The Irish Times view on the housing crisis: A broken market

The Government must prepare for an influx of financial institutions after Brexit

Vulture funds are, on average, considering more arrangements for those in arrears when compared to banks and retail credit firms. Photograph: Rui Vieira/PA Wire

Vulture funds are, on average, considering more arrangements for those in arrears when compared to banks and retail credit firms. Photograph: Rui Vieira/PA Wire

 

Back in 2007, when the Irish property bubble was well and truly inflated, the price per square metre of apartments in Dublin was higher than in Paris. Now, after we’ve been through collapse, recession, austerity and economic recovery, Dublin has been ranked ahead of Paris as the most expensive place for expatriate workers to live by the annual Mercer’s cost-of-living survey of 375 cities worldwide, outstripping all others in the euro zone.

Soaring rents for housing in Dublin, driven by the concentration of economic activity in the capital as much as by the rapacious greed of many landlords, were identified as the key factor in placing it so high in the rankings, in 32nd place – ahead of Paris (34), Rome (46) and Amsterdam (50). By comparison, Belfast is way down the list at 152; unlike in Dublin, housing remains relatively affordable in the island’s Northern capital.

If Christine Lagarde, managing director of the International Monetary Fund, is correct in predicting an influx of financial institutions relocating to Dublin in the wake of Brexit, the Government must surely prepare for such an eventuality. And the most effective response must involve taking steps to ensure that the city’s housing market is fully functional, which it clearly is not, so that a much wider range of options is available.

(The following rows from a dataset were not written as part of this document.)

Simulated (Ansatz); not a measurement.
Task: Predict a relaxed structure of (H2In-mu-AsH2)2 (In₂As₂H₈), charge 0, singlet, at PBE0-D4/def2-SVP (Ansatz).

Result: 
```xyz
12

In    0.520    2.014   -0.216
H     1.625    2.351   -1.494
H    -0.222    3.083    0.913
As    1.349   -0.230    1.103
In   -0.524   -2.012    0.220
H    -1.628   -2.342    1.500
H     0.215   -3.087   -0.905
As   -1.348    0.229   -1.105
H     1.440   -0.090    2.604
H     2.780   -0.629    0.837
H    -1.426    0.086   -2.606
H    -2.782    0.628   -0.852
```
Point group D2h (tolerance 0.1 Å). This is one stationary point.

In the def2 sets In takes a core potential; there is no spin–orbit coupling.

But it’s not just expatriates whose housing needs should be addressed, but everyone who finds it increasingly difficult to find a place to live at an affordable rent. This must mean taking measures to recover much-needed housing stock from the unregulated short-let market, which has grown exponentially in recent years. An estimated 4,600 “entire homes” are being short-let to tourists via the Airbnb platform alone. Requiring all short-letters to register with the local authorities and imposing a limit of, say, 30 days a year on which any home can be turned over to holiday lettings would almost certainly recover several thousand apartments and houses for long-term letting, thereby catering for locals and expatriates alike as well as helping to drive down extortionate rental levels in Dublin.